Global finance lost in cyberspace

High-speed trading and cloud computing have far outrun government oversight and control. For years, I have documented how often science and technology leap ahead of politicians and bureaucrats. Usually, citizens and their groups sound the alarm because they feel the impacts first: job losses, pollution, identity theft, ponzi schemes, and worthless investment advice.

The latest runaway technologies are those now driving the cyberspace communications revolution: the Internet, high-frequency trading, money-laundering, offshore finance in the global casino, loss of privacy, corporate-controlled personal data on Facebook or on servers now in the clouds.

Some examples:
*The New York Stock Exchange handles one third of the world's stock trading (22 billion messages a day), while over 60 percent of all transactions are computerised as high-frequency trading allows for thousands of trades per second. This led to the “flash crash” of May 2010 when stocks of listed companies plummeted. Accenture, for example, fell from $40 a share to pennies in a few minutes, though it did recover later. The US regulator — the Security and Exchange Commission — complained they were out-gunned, out-spent, and out-smarted in this new computerised technological arms race.

* In 2011, the cable company Hibernia Atlantic spent $300 million on a new transatlantic cable to shave 6 milliseconds off the current 65 millisecond transmission time between New York and London. G20 “sherpas” and UK bank regulators Adair Turner and Andrew Haldane question the social value of such trading activity. Needless to say, retail investors are fleeing these financial casinos.

*The 500-plus institutional investors at the UN Environmental Programme Finance Initiative (UNEP-FI) Tipping Point Roundtable in Washington voiced many of the same worries. Co-chair Paul Clements-Hunt warned that “the disconnect between grassroots economic realities and financial markets erodes the trust that binds us together.”

Co-chair Barbara Krumsiek, CEO of Calvert Investments, added, “Economic policies must move in a direction that balances the needs of all stakeholders.” The UN-backed Principles for Responsible Investing (to which Ethical Markets is a signatory member) set a higher ethical bar, but many see a lack of sanctions, vetting and enforcement.

* While government regulators fall further behind, new evidence of the concentration of corporate and financial power was finally mapped by complexity systems analysts at the Zurich-based Swiss Federal Institute of Technology, leaders in the field of technology assessment.

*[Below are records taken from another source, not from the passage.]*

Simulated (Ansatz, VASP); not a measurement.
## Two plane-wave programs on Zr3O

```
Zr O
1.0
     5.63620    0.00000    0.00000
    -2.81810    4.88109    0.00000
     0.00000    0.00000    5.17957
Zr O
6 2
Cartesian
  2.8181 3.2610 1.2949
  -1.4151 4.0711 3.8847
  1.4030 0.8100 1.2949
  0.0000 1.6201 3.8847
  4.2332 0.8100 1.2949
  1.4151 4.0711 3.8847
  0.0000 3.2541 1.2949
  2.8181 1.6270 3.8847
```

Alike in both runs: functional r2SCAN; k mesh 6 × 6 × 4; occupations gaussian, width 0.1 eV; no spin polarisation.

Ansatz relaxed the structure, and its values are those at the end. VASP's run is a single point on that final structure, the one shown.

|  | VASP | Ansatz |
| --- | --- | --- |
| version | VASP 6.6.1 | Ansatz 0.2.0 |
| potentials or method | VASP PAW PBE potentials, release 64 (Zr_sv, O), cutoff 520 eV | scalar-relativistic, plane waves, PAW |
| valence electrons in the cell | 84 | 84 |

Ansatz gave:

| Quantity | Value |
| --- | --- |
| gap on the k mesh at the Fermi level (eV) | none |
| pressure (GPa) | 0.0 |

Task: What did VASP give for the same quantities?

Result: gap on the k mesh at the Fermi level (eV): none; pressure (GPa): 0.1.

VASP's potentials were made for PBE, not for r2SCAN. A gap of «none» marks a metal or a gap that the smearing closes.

They revealed a core of 43,000 transnational corporations, all tightly interlinked, with 147 (ie, less than 1 per cent) controlling 40 per cent of the global wealth network. This study closely tracks with the 2011 Global Wealth published by Credit Suisse. These findings are echoed by Nicholas Shaxson in “Treasure Islands”, which explores offshore finance in tax havens, and the 2011 World Bank report "The Puppet Masters" on how corporate structures hid financial manipulation and stolen assets.

Once again, citizens and their civil society organisations (CSOs) are ahead of governments and academia in forcing reforms: Occupy Wall Street, which is worldwide and the most visible, as well as Global Witness, Tax Justice, Global Financial Integrity, and New Rules for Global Finance, to name a few.  Business guru Don Tapscott, author of Macrowikinomics and endorser of Ethical Markets’ Green Transition Scoreboard, quotes an Occupy Wall Street sign: “This is not a recession.  It's a robbery!”  He calls for Three Principles for a New Wall Street, viewing the irresponsible behaviour of bankers and financiers as unacceptable.

Will we humans be able to regain control over our technological inventions or will they dominate us as in science fiction dystopias? Daniel Kahneman brings us up to date in his “Thinking Fast and Slow”. Kahneman and the late Adam Tversky, co-founders of behavioural and decision-making research, demolished the core assumption in economics that we humans are rational decision-makers. An embarrassed Nobel committee acknowledged psychologist  Kahneman with the Bank of Sweden Prize in Economics.

Macroeconomics methods are now threadbare and daily sinking further into disrepute. Mainstream economics orthodoxy still disempowers us by claiming that markets come from God's “invisible hand” rather than human ingenuity. Mathematicians John Geanakoplos of Yale and Doyne Farmer of the Santa Fe Institute confirm the economists’ blindness.

They call for lowering discount rates used by short-term-focused economists which ignore future events. I and many other ecologists and systems analysts have pointed out for decades how discount rates short-change future generations (Real Economies and the Illusions of Abstraction).

Can we learn to master our tools? The jury is still out!